Cover of book This volume is a part of the Palgrave Macmillan series that publishes papers presented at the 2011 World Congress of the International Economic Association. The papers in this volume explore the complexity of economic transactions and bring together various approaches, such as game theory, agent-based modelling, law, complexity studies and institutional research.

The book opens with an introduction that tries to connect the volume's papers by asking "How do the agents in society deal with the complex reality in order to pursue their own materialistic and other possible preferences?" Other questions follow, such as "What are the relationships between social order and individual rationality?” or "What is the role of institutions?" These are very important questions that might interest most JASSS readers.

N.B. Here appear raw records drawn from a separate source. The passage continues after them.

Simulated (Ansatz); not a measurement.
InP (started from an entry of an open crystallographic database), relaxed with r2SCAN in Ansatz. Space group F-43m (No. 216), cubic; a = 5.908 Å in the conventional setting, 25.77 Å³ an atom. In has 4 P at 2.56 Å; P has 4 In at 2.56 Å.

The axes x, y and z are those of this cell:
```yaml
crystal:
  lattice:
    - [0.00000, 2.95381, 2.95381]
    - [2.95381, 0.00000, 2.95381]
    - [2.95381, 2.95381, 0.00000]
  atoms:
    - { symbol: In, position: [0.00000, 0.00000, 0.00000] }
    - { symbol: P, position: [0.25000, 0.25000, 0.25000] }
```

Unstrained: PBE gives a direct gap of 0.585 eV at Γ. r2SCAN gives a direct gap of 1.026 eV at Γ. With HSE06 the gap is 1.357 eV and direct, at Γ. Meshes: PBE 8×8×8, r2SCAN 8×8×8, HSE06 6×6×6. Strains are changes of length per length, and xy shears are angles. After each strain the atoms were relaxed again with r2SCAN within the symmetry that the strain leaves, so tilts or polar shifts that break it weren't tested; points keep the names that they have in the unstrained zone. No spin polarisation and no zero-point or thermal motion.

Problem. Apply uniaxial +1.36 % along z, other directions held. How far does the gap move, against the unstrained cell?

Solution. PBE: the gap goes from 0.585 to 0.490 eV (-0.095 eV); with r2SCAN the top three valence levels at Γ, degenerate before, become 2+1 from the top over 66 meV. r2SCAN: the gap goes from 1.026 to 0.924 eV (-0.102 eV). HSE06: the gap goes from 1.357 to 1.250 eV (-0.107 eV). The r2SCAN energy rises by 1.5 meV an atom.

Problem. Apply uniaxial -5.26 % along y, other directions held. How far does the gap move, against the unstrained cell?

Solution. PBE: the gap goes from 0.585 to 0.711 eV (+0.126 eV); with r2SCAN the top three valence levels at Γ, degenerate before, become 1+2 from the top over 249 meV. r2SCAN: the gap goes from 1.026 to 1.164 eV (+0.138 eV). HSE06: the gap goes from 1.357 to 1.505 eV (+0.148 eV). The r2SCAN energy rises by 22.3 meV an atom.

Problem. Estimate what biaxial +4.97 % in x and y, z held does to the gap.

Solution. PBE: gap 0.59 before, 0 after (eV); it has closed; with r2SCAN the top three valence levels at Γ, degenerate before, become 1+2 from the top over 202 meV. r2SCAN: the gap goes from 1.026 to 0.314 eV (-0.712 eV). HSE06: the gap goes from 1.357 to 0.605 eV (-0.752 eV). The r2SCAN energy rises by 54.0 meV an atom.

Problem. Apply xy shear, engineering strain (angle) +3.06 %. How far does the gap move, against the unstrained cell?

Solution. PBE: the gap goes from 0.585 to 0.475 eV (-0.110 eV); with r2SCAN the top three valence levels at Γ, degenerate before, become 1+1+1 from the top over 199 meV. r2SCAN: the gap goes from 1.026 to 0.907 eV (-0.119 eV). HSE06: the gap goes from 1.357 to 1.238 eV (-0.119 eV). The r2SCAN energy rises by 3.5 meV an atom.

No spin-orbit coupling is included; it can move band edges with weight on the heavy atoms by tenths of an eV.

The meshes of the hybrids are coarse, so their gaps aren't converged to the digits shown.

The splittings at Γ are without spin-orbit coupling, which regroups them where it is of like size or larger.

The book contains chapters that provide variations on the above themes. The first paper is a philosophy of science essay by M. Kandori - "Theory and Reality in Economics: Insights from Three Allegories" - where the author returns to the classic question of "models vs. reality" in the social sciences and discusses unequivocal examples of prediction failure of mainstream economic models and the need for a complexity approach. This contribution sets the tone for the whole book by suggesting that society is more complex than what is generally assumed in standard economic modelling.

The second part of the book - "Agent-based Models of Complex Market Exchange" - includes three papers that examine markets as a network of interacting firms and agents. In "The Dynamics of Pure Market Exchange", H. Gintis presents a multi-agent Walrasian system modelled as a Markov process in which each agent has private prices that are updated by information exchange through agent interaction. The second paper - "Analytical Solution for Agent-Based Models" by C. Guilmi, M. Gallegati, S. Landini and J. Stiglitz - presents a model of the credit market that is based on statistical mechanics models. The third paper - "The EURACE Macroeconomic Model and Simulator" by S. Cincotti, M. Roberto and A. Teglio - describes an agent-based macroeconomic framework that simulates a macro-level economy consisting of the real economy, the financial sector and the public sector. Results of this model show that banks with high rates of leverage might drastically increase the fragility of the financial system.

The third part of the book - "Social Norms as Coordinating Devices" - includes three game theory papers on the evolution of social norms. The first one - "Aspects of Naturalising the Social Contract" by B. Skyrms - explores how social norms can act as equilibrium selection devices. The second one - "The Role of Salience in the Emergence and Reproduction of Norms" by R. Sugden - discusses the role of salience in choosing between multiple equilibria and analyzes a particular traffic game called the "Right Turn Problem". The last chapter of this part - "Fairness as an Equilibrium Selection Device" by K. Binmore - presents the author’s evolutionary theory of fairness.

The fourth part of the book - "Corporate Organization and Governance" - revolves around the role of organizations and governance and their connection to social norms. Masahiko Aoki analyzes the corporation as a system of associational cognition. He asserts that human cognition can take place at the group level and argues that shareholders, managers and workers may respectively enact their cognitive and physical roles as if they were team members while they are actually pursuing their own individualistic payoffs. "On the Plasticity of the Corporate Form", by , analyzes organizations from a law and economics perspective. The final two papers discuss corporate governance. In "An End to Consensus? The Selective Impact of Corporate Law Reform on Financial Development", S. Deakin, P. Sarkar and A. Singh track the diffusion of hostile takeover bids in the last two decades. They show that the impact of hostile takeover on financial development has not been univocal. The final paper presents an empirical analysis of the developmental properties of government-owned banks. In this paper - "Government Banks and Growth: Theory and Evidence" - S. Andianova, P. Demetriades and A. Shortland show that government ownership was associated with higher long-run growth rates in the years prior to the onset of the global financial crisis.

It is hard to review and evaluate a collection of conference papers, especially if the papers are so wide-ranging. Most social scientists, including me, would fully agree with the idea that the world is more complex than what we find in standard economic models. Embracing complexity and the role of norms, networks and institutions is crucial. The papers in this volume address certain possibilities in this direction and this is undoubtedly an important contribution. Therefore, readers interested in these topics will find food for thought in specific chapters. Unfortunately, the volume lacks a coherent framework that connects the various essays. If the goal is to convince mainstream economists to consider complexity, interactions and networks more seriously, then a more focused, systematic approach is needed and this hardly can be found in conference books.